No names please: Hilton’s discreet approach to data-driven marketing

All hotel guests expect a certain level of discretion, but they’ve also grown accustomed to a certain level of personalized service. And that service is made possible by data — lots of it.

As Hilton Worldwide’s senior director for CRM products and solutions, Jackie Talbot sits at the intersection of the company’s many statistical slipstreams. Each data source—online, email subscriptions and loyalty programs– can be useful for any of Hilton’s 12 global brands; it’s Talbot’s job to decide what data goes where and how personal the customer experience should get.

A data-obsessed marketer who is “excited” about data management platforms and attribution, Talbot was the perfect person to talk about how Hilton maintains customers’ boundaries while using metrics to wring the most ROI from its advertising.

First, personalize with anonymized first-party data

Travel marketers were among the first to appreciate the value of data, and they were early pioneers in modeling past-purchase and aspirational behavior to develop compelling and relevant promotions with tailored marketing strategies. Established brands like Hilton have decades’ worth of data in their vaults.

But, like Hilton, most have internal restrictions for the acceptable use of this data in marketing. Often, these controls vary depending on the channel delivering the messages.

For example, Talbot explained, “With email, you raise your hand. You’ve said, ‘Yes, sign me up, here’s all my information. It’s fine for you to know my name. You can put my name in your email. You know my email address. You know all of those things.’”

Not so with other channels, such as desktop and mobile display. Hilton’s data guidelines prohibit personally addressing customers that have not opted into the Hilton HHonors rewards program, even if Talbot knows a prospect’s name and travel preferences when they visit a Hilton website. For example, even if Hilton recognizes a prospective customer, they can’t use their travel preferences to customize the website experience.

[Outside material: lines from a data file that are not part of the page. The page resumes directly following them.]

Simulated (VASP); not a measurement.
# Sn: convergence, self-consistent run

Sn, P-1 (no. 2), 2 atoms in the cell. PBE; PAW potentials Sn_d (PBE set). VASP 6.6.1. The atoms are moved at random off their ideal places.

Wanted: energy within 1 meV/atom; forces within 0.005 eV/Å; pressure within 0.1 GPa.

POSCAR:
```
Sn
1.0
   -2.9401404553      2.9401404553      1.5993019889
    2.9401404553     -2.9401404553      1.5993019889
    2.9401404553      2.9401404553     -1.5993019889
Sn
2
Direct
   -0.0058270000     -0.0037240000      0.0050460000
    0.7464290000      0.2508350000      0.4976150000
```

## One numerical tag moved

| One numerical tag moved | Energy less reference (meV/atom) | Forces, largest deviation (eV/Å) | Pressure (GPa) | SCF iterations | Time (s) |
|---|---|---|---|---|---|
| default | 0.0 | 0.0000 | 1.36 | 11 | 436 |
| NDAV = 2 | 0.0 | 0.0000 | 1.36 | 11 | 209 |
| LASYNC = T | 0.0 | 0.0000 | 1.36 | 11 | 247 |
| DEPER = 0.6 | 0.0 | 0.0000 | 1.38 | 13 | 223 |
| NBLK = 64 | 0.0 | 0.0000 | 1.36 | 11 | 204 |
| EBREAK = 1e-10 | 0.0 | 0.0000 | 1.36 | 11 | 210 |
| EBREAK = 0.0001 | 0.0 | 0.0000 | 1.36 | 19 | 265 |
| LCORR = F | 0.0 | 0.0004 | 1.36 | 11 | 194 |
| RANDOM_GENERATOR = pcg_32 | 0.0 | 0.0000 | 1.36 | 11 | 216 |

“Just because you have the data,” she said, “it doesn’t meant you should use the data or could use the data… There’s a whole process of anonymizing and double anonymizing. This is a really important piece of the process.” That piece is exactly what allows marketers to use the data while respecting consumer privacy and without violating Hilton’s guidelines.

Some marketers believe anonymizing user information leaves them with toothless data. Not Talbot. By cross-referencing with third-party sources (more on this below), travel marketers can build robust profiles that may include a destination preferences, income level and household size, all while adhering to internal and external privacy guidelines. For example, Hilton can serve dynamically targeted ads based on activity—searching for a Hampton Inn in Dallas gets you that particular city and brand in your banner copy.

“[Anonymized data] still has good information,” she said. “It still has affinity information, it still has propensity-type information. You have to do it in a smart way.”

Enhance your datasets with third-party sources

“But what if we had more?”

That’s what Talbot has begun asking her team as she set out to increase and improve the data assets at their disposal. To find that magical more, Hilton relies on data management platform (DMP) technology to centralize the company’s previously siloed data pools and integrate them with third-party data. By cross-referencing Hilton’s anonymized first-party data with publisher data, for example,Talbot can find customers she calls “travel intenders” outside of Hilton’s own sites.

“Maybe they’ve booked a flight or were looking to book a flight, maybe they’re reading a lot of travel articles,” Talbot told us. “Whatever it happens to be, they absolutely have travel intent and we can get information from our vendors. Whether that’s AOL or Adara or Sojern or Yahoo!, there are a lot of vendors out there who know these things.”

For example, Talbot said, Yahoo! knows when you’re on Yahoo! Travel: “They bucket you in and say [to us], ‘Hey this is a travel intender.’”

Hilton then blends that behavioral data with its own, housed in a DMP, to develop robust—but still anonymous–customer profiles.Talbot and her team can then use these to push out highly relevant targeted offers — without overstepping privacy boundaries.

Look at how other industries are meeting your challenges

“The company has always been data-focused and very results-focused,” Talbot said. But, in the five years she’s has worked at Hilton, Talbot has seen an even greater emphasis placed on data-driven marketing.

To stay ahead of the curve, Talbot keeps a close eye on retailers, whom she describes as “very closely tied” to travel, though sometimes her peers in the industry don’t realize it. Retailers use similar technologies for audience targeting and dynamic messaging, she said. They also tend to be “just slightly ahead.”

“So I’ll look to big brands — a Nordstrom, a Nike — to see what they’re doing. What is this banner I just got, how does this thing work?

Additionally, unlike some of her colleagues, Talbot remains bullish on traditional channels. She acknowledged that digital is now king, but she sees that traditional channels aren’t being abandoned. The trick is analyzing the data from all media, online and offline.

For example, Talbot doesn’t rely on last-click attribution, which cuts out offline interactions. Instead, she’s asking, “How do I put those things together? How do I understand what is truly incremental to our business? How are these channels all playing together?”

To do so, she does combines data about online and offline interactions within a DMP, which gives her a complete picture of customer behavior across media. Then, she can align ad messages for a consistent brand message on a one-to-one level.

Consumers are a moving target for marketers. In the travel industry, that’s literally the case. Goals are ever-changing and fluid, so it’s critical to analyze data for broad cases and multiple outcomes. Along the way, brands must be mindful of their customers’ expectations regarding privacy, personalization and service.

As Talbot put it, “You’re never going to have one goal. You’re going to have multiple goals, and that attribution shifts depending on what your goal is.”